Fans celebrate in a bar in Atlanta during Super Bowl 51. (Getty Images)
The streets of downtown Houston, which are usually relatively dead on the weekends, feel like New York City. Every sidewalk is lit up and crowded. Music pours from bars and from bands playing near the intersections. A New Orleans-style brass band on one street. A reggae band on the next.
At the Dirt Bar, the drinks are (relatively) cheap. There's a skeleton of a horse in the corner and a round, circular bar with the bartenders in the middle. There are plenty of fans of both teams here, too. If they weren't wearing team colors, they'd be impossible to differentiate. One of the bartenders tells me that both team's fans have tipped well and she can't say who has been nicer or better to her. Which, honestly, surprised her, she explains.
"All of the people from up there," she says, her strong Texas twang apparent, "I expected them to all be rude."
The bar at the JW Marriott is full. It's a swanky place not far from the convention center where the NFL is having an awards banquet. Mostly Patriots crowd. White people in button-downs and loafers. One guy has on a vintage Brady Michigan jersey. Tony Siragusa is at a table in the middle of the room, holding court in a crushed velvet jacket and a blue turtleneck. A group of well-dressed men and women seem to be hanging on to every word. A guy with a beard and a man bun—wearing Toms—asks Siragusa to pose for a photo with him, and Siragusa is gracious. Nobody here is talking politics either, and the idea of bringing it up while people are so cheery feels awkward.

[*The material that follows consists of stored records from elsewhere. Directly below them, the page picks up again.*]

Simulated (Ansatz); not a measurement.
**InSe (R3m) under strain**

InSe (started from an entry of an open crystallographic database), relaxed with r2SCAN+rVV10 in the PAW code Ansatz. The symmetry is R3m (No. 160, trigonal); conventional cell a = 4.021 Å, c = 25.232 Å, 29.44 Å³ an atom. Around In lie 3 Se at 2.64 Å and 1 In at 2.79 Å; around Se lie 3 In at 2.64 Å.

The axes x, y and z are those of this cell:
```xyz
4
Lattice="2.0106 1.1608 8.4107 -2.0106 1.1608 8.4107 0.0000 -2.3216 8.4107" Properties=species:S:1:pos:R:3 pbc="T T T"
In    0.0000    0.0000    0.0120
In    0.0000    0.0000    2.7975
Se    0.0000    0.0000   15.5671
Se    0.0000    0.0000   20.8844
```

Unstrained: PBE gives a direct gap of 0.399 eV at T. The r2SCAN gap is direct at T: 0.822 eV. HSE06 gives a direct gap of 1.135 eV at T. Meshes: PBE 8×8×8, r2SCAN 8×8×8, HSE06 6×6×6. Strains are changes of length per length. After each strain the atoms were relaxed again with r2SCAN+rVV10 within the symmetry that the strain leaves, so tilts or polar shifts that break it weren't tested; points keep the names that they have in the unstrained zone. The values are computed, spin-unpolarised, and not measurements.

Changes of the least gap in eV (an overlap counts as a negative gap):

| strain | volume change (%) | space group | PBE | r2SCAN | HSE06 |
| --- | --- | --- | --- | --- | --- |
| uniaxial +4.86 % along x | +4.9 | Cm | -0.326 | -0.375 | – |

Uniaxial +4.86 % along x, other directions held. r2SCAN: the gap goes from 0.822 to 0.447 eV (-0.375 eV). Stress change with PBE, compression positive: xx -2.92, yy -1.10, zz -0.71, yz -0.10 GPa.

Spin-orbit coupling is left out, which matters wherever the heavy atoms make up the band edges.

Down the street, a sports bar is blasting a Steve Earle song out the front door and an Usher song from the back patio. The bouncer, wearing gloves with hard plastic over the knuckles, announces the cover is $20 to get into the front and $40 to get into the back.
Other bars seem unfazed by Super Bowl weekend. Crowds at Monnalisa in the CityCentre development and Lawless in the Rice Hotel are indistinguishable from the regular weekend patrons. No jerseys or caps or loud mindless chanting. Just quiet people sipping expensive cocktails.
At another bar called notsuoH (Houston backwards), I stumble upon two men playing chess next to the bar. The walls are filled with art, including a display of a dozen or so women's pumps attached to the wall in concentric rings. The men, it turns out, are brothers from Atlanta. One is five years older than the other and lives in Seattle now, where he's an executive at Amazon. The younger brother works in landscaping.